In December 2014, a German documentary revealed that, despite failing a drugs test in 2011, a Russian athlete called Lilya Shobukhova had still been allowed to compete at the Olympics a year later. Evidence was uncovered to show that she had been asked to pay a bribe of €450,000 to the authorities to allow this to happen, which was (somewhat bizarrely) partially refunded to the tune of €300,000 via an account allegedly linked to a man called Papa Massata Diack. At the time, Diack’s father, Lamine, was the President of the IAAF.

The scandal appeared to show that the governing body had serious issues, right at the very top. What makes things even more awkward is the suggestion that Lord Coe was reportedly told about the conspiracy before the aforementioned documentary was broadcast. Dave Bedford (a fellow former British Olympian) sent an email to the then-Vice President in August 2014 which included a report explaining the case against Shobukhova and how she was subsequently blackmailed.

A year after revelations were first seen on TV, Lord Coe appeared before our government’s Culture, Media and Sport Select Committee to answer questions about the scandal. He told MPs that he was “certainly not aware of the specific allegations that have been made around the corruption of anti-doping processes in Russia”.

In a statement released after the BBC programme was shown, the IAAF say that whilst Lord Coe did indeed receive an email from Bedford, he forwarded it to the body’s Ethics Commission without reading the attached document. In response to possible suggestions of negligence or lack of interest, the body argue that their President’s actions were perfectly reasonable and ensured that “the right people in the right place were aware of allegations and were investigating them.” Some members of the Commons Select Committee were less convinced, however, with Damian Collins MP suggesting that his answers may have been ‘misleading’ and that the issues raised were criminal in nature and so should have been looked at by an external investigation.

One thing that we know for sure is that Lamine Diack and his son were both impacted by the scandal: Lamine was arrested following an investigation into corruption just three months after Lord Coe replaced him, whilst Papa Massata Diack is currently living in Senegal, but is likely to be charged with similar offences should he attempt to leave the country.

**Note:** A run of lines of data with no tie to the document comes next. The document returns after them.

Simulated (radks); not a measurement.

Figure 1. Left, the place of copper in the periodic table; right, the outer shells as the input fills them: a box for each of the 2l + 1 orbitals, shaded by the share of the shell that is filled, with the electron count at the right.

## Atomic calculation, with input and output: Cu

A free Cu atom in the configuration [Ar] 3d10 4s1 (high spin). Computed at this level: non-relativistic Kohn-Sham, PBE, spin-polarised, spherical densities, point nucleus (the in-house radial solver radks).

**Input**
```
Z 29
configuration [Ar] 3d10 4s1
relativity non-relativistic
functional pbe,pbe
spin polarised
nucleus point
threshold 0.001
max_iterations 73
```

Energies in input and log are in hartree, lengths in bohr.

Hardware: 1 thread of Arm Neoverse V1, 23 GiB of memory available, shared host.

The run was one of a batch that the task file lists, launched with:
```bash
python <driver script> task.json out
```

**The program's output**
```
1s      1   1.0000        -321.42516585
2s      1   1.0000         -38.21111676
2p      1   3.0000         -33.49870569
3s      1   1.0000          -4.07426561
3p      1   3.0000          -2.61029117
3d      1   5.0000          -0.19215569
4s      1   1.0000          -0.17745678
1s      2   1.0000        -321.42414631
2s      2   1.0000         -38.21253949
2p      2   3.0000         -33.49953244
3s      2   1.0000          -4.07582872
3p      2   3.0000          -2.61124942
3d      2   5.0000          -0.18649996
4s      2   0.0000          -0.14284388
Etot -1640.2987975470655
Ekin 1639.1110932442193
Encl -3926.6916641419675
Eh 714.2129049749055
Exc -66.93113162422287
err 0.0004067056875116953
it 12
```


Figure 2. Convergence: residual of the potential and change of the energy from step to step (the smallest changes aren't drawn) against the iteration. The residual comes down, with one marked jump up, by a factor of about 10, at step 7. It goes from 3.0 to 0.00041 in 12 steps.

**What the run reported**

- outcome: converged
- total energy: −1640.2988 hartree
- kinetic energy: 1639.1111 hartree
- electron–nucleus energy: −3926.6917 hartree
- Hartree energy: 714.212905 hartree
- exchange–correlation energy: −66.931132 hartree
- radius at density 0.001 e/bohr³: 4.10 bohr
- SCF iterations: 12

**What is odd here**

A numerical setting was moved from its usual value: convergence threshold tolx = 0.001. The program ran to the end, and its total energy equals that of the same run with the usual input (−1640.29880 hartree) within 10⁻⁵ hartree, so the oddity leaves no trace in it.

To muddy the waters further, Nick Davies, who was close to Coe throughout his election campaign, was suspended earlier this month (having earlier resigned his post as deputy general secretary last December, after Lord Coe’s appearance in the Commons) in response to evidence showing that he was aware of the cover-up of how Shobukhova was treated and wanted to enlist a PR firm called CSM (a group chaired by Lord Coe) to address the resulting “international media scandal”.

Lord Coe’s Election Success

Messages sent by Coe and the man who led his election campaign (the afore-mentioned Nick Davies) appear to show that Papa Massata Diack helped the former Olympian to victory in his election as President of the IAAF, despite his alleged wrongdoing being public knowledge at the time. However, it is important to note that Panorama themselves questioned the credibility of Diack’s claims and, in a further damaging blow, apparently refused to let officials from the IAAF have sight of the ‘electronic evidence’ which they were shown.

As well as an email in which Davies commends Diack’s ‘political campaign advice’ and thanks him on Coe’s behalf, the BBC were able to air a specific, detailed allegation. Coe appeared to arrange a meeting between Diack and a figure referred to as ‘our friend’ who it is suggested is a senior African official called Hamad Kalkaba Malboum. By looking at the chronology of messages, we can see that Davies appears to question whether African delegates plan to back Coe, before the support of “24/30” is confirmed by the former President’s son. A later communication from Diack to Coe suggests that the new President should thank Kalkaba in his victory speech, to which Coe’s reply was “Thank you … Of course I will”.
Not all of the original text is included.